Numerical accuracy test in `03-matrix-multiplication.py` is failing; `atol` and `rtol` values #5283

ravil-mobile · 2024-11-28T17:29:47Z

Describe the bug

Hi all,

I am investigating the failure of the numerical accuracy test failure of 03-matrix-multiplication.py on the AMD MI300 GPUs. This example uses float16 and compares numerical results obtained with Torch and Triton.

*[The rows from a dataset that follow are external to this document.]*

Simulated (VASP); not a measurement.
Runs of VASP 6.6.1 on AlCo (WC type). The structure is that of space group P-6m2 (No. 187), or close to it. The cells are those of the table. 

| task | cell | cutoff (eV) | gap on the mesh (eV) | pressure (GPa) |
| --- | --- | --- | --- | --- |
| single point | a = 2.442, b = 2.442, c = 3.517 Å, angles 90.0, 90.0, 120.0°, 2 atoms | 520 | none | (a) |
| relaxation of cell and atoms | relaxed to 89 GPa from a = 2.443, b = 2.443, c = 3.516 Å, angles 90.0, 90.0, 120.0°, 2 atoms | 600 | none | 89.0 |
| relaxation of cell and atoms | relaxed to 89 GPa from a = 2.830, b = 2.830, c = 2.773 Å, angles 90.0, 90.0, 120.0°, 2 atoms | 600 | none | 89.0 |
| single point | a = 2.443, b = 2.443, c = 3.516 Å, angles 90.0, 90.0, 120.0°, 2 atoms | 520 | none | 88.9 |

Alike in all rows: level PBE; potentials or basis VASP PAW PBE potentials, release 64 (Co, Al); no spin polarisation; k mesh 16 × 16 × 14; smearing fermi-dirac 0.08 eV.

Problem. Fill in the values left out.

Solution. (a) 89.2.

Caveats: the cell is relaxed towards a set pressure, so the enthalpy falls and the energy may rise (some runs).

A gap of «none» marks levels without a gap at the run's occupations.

triton/python/tutorials/03-matrix-multiplication.py

Lines 367 to 371 in f062089

    
           rtol = 1e-2 if is_hip_mi200() else 0 
        
           if torch.allclose(triton_output, torch_output, atol=1e-2, rtol=rtol): 
        
               print("✅ Triton and Torch match") 
        
           else: 
        
               print("❌ Triton and Torch differ")

As one can see, we increase rtol for MI200 GPUs because we know that the MFMA units flush denorms to zero in the case of float16. As far as I know, this issue has been resolved on MI300.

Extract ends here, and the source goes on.